The States resented at first the interference of the King of England, and supported Vorst, but the ultimate result of James's prolonged agitation was that in 1619 the National Synod of Dort declared Vorst's works to be impious and blasphemous, and their author unworthy to be an orthodox professor. He was accordingly banished from the University and from Holland for life, and died three years afterwards, fully justified by his persecution in his original reluctance to exchange his country living for the dignity of a professorship of theology.

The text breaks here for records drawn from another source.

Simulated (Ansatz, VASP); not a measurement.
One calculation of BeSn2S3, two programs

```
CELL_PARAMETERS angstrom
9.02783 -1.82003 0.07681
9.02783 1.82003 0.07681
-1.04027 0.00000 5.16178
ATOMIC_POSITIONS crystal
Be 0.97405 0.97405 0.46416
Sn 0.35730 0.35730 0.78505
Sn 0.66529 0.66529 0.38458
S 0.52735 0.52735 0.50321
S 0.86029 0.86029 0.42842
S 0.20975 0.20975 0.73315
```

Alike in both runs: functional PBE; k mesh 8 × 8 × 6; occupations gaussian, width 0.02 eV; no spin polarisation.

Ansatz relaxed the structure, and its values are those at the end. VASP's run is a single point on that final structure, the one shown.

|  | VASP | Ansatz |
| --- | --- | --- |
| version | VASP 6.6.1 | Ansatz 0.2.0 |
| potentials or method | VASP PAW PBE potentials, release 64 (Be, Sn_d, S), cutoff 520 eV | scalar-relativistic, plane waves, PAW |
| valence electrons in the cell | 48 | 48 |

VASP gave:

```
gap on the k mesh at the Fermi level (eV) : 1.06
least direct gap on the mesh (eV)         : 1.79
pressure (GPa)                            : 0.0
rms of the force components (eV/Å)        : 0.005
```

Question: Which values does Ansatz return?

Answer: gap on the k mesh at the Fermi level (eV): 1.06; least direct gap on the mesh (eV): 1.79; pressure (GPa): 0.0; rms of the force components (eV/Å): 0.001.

Bayle thinks he was fairly chargeable with Socinian views, but what most offended James was his metaphysical speculations on the Divine attributes. I will quote from Vorst two passages which vexed the royal soul, and should teach us to rejoice that the reign of such discussions shows signs of passing away: —
"Is there a quantity in God?
There is; but not a physical quantity,
But a supernatural quantity;
One nevertheless that is plainly imperceptible to us,
And merely spiritual."
Or again: —
"Hath God a body? If we will speak properly, He has none; yet is it no absurdity, speaking improperly, to ascribe a body unto God, that is, as the word is taken improperly and generally (and yet not very absurdly) for a true substance, in a large signification, or, if you will, abusive."
The above are the principal books whose names have come down to us as burnt in the reign of James, and the initiation of such burning seems always to have come from the King himself. As yet, the Star Chamber and Court of High Commission do not appear to have assumed the direction of this lesser but not unimportant department of government. Nor is there yet any mention of the hangman: the mere burning by any menial official being, thought stigma enough. It is also remarkable that the books which chiefly roused James's anger to the burning point were the works of foreigners – of Paræus, Suarez, and Vorst. After James our country was too much occupied in burning its own books and pamphlets to burden itself with the additional labour of burning its neighbours'; the instances that occur are comparatively few and far between. But it is clear that, whatever were James's real views as to the limits of his political prerogative, in the field of literature he meant to play and did play the despot. Pity that one who could so deftly wield his pen should have rested his final argument on the bonfire!